Africa has seen remarkable economic growth since the turn of the millennium. It has become the second fastest growing region in the world and continues on this path despite the persistent global economic slowdown. There is still need to accelerate annual economic growth to more than 7% to effect real economic transformative growth. To be sustainable and inclusive, this progress must now be accompanied by structural transformation, which remains the only option to lift the people of Africa out of poverty. To fully benefit from its rich natural resources and to reap the benefits of the demographic dividend, Africa must industrialize. Heavily investing in the training and education of women and youth is indispensable. In order to achieve inclusive and sustainable industrialization, we must embark on a skills revolution particularly in the areas of science, technology, engineering and mathematics.
The 2030 Agenda for Sustainable Development and Sustainable Development Goal 9 recognize the centrality of inclusive and sustainable industrialization for development. African leaders made a bold statement towards inclusive growth and sustainable development in their own Common African Position on the post-2015 development agenda and the African Union’s 50th Anniversary Solemn Declaration, culminating in the Africa Agenda 2063, and its First Ten Year Implementation Plan. Many African countries have already proceeded to formulate national strategies to take advantage of the current global momentum for fostering inclusive and sustainable industrial development.

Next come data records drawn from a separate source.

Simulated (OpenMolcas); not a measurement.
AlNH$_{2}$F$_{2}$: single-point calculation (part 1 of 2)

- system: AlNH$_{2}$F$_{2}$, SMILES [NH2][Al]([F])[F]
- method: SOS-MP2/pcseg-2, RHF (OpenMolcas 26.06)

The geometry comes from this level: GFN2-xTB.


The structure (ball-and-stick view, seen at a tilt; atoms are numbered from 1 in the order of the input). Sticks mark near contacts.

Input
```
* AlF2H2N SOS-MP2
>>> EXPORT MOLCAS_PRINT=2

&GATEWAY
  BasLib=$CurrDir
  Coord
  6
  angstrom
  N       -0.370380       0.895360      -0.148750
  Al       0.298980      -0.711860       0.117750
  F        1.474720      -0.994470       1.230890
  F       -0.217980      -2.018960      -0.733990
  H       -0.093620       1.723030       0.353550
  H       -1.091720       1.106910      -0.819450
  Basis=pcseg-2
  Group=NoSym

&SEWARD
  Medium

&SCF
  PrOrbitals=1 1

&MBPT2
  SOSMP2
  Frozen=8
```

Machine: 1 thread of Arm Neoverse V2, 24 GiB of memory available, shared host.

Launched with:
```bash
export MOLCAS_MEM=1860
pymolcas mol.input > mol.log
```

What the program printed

In this context, the African leaders attending the High-level event on “Operationalization of the 2030 Agenda for Africa’s Industrialization” called upon the international community to raise its financial support in line with Goal 9 of the 2030 Agenda for Sustainable Development, and to back industrial and infrastructural projects underpinning this development, especially as articulated under Aspiration 1 of the Africa’s Agenda 2063, which calls for a prosperous Africa based on inclusive growth and sustainable development. In particular, they called upon the private sector to recognize Africa’s export and domestic market potential, and invited foreign investors to substantively increase their commitments to the continent. They also called upon international organizations to provide industrial policy advice and technical cooperation programmes to enable African countries to implement their strategies and to forge stronger regional and inter-regional cooperation. They emphasized the urgency for all countries to promote structural transformation, technological change and innovation.
Regional Economic integration, intra-African trade, increased foreign direct investment and official development assistance, and South-South and triangular cooperation will be fundamental pillars of this process. UNIDO’s new Programmes for Country Partnership, the New Partnership for Africa’s Development (NEPAD), the African Mining Vision and the Action Plan for the Accelerated Industrial Development of Africa (AIDA) are promising mechanisms for mobilizing multi-stakeholder coalitions to promote industrialization. As also witnessed during the Third International Conference on Financing for Development, and the adoption of the Addis Ababa Action Agenda, emphasis should continue to be placed on inclusive economic growth and sustainable industrial development.
Now that the world has adopted the 2030 Agenda, we invoke all stakeholders to join forces and form a new global partnership for its implementation, particularly for the most vulnerable countries in Africa, including for the LDCs, the LLDCs and the SIDs. We need to seize this historical moment and take substantial steps collectively to achieve the transformative agenda of inclusive and sustainable industrial development for the benefit of all countries and their populations on the continent. The AUC, OSAA, UNECA and UNIDO fully commit themselves to support Member States in their calling upon the General Assembly to pass in 2016 a resolution for a Decade of African Industrialization 2016-2025.